Managing headless browser processes in PHP for automated web scraping via cron

I’m working on setting up an automated web scraper that needs to run every day through a cron job. Since I need to capture content that gets loaded by JavaScript, I decided to use a headless browser to get the fully rendered DOM.

I’ve been experimenting with a headless browser solution and can successfully scrape one page using cURL. However, I’m running into issues where the browser process hangs after the first request. The documentation is pretty sparse so I’m stuck.

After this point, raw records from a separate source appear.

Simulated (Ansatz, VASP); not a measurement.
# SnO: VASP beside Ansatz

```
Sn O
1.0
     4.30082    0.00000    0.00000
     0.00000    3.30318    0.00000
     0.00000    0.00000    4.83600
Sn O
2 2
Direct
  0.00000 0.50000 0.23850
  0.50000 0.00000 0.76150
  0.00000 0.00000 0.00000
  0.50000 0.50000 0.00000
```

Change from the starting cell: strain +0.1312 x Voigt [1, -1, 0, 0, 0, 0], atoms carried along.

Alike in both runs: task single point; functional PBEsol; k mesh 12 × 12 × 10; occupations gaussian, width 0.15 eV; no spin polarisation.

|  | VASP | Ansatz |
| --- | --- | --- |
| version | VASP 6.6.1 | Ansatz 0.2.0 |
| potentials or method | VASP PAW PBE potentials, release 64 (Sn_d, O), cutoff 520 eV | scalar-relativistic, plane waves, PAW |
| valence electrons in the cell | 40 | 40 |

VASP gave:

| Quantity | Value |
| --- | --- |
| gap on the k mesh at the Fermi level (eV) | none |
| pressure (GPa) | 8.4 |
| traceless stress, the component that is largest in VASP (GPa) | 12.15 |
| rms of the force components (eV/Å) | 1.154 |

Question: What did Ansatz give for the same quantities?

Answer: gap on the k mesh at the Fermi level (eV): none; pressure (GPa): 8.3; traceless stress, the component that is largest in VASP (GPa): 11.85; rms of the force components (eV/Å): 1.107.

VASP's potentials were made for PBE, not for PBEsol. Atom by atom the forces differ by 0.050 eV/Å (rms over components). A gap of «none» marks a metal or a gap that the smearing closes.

My main question is about properly managing the browser process lifecycle in PHP. Should I be starting and stopping the headless browser for each request, or is it better to keep it running continuously? Starting and stopping seems cleaner but I’m not sure how to properly terminate the process.

Here’s what I’ve tried so far:

$command = "\"" . BASE_PATH . "/tools/browser/runner.exe \" \"" . BASE_PATH . "/scraper/config/app.ini \" 2>&1 &";
$processId = shell_exec($command);

$ch = curl_init();
curl_setopt($ch, CURLOPT_URL, 'http://localhost:8080/?target=' . $targetUrl . '&wait=2000&format=raw');
curl_setopt($ch, CURLOPT_RETURNTRANSFER, true);
$content = curl_exec($ch);

exec("kill -9 " . $processId); // This doesn't work properly
echo $content;

The process termination part isn’t working as expected. Is there a more reliable approach for handling headless browser processes in PHP? Or maybe there’s a better solution altogether for scraping JavaScript-heavy pages?

You’ve got a classic process management issue. The problem is shell_exec() doesn’t return the actual process ID when you use & - it returns the PID of the shell that spawned your process, not the browser process itself.

I’ve hit this same issue with headless browsers in PHP. What worked for me was switching to proc_open() instead of shell_exec(). You get proper process handles that you can actually manage:

$descriptorspec = array(
   0 => array("pipe", "r"),
   1 => array("pipe", "w"),
   2 => array("pipe", "w")
);

$process = proc_open($command, $descriptorspec, $pipes);
// Your cURL logic here
proc_terminate($process);
proc_close($process);

For your lifecycle question - starting/stopping per request is definitely safer for cron jobs. Persistent processes pile up memory leaks and get unstable over time. The startup overhead is usually nothing compared to having reliable, fresh processes.

honestly, just ditch the custom browser setup and use puppeteer with node.js instead. way less headache than fighting php process management. you can still call it from php using exec() and it handles all the lifecycle stuff automatically without hanging processes.

Been dealing with the same scraping issues. Zombie processes are usually why browsers hang - your current setup probably isn’t killing the child processes when you terminate the parent. I fixed this by adding a timeout with process group termination. Don’t just kill the main process - kill the entire process group to catch all the spawned children. Also, run your cron job under a dedicated user account with limited resources so runaway processes can’t eat your whole system. Check if your headless browser is actually configured right too. Some browsers still try to initialize display stuff even in headless mode, which makes them hang on servers without proper display setup.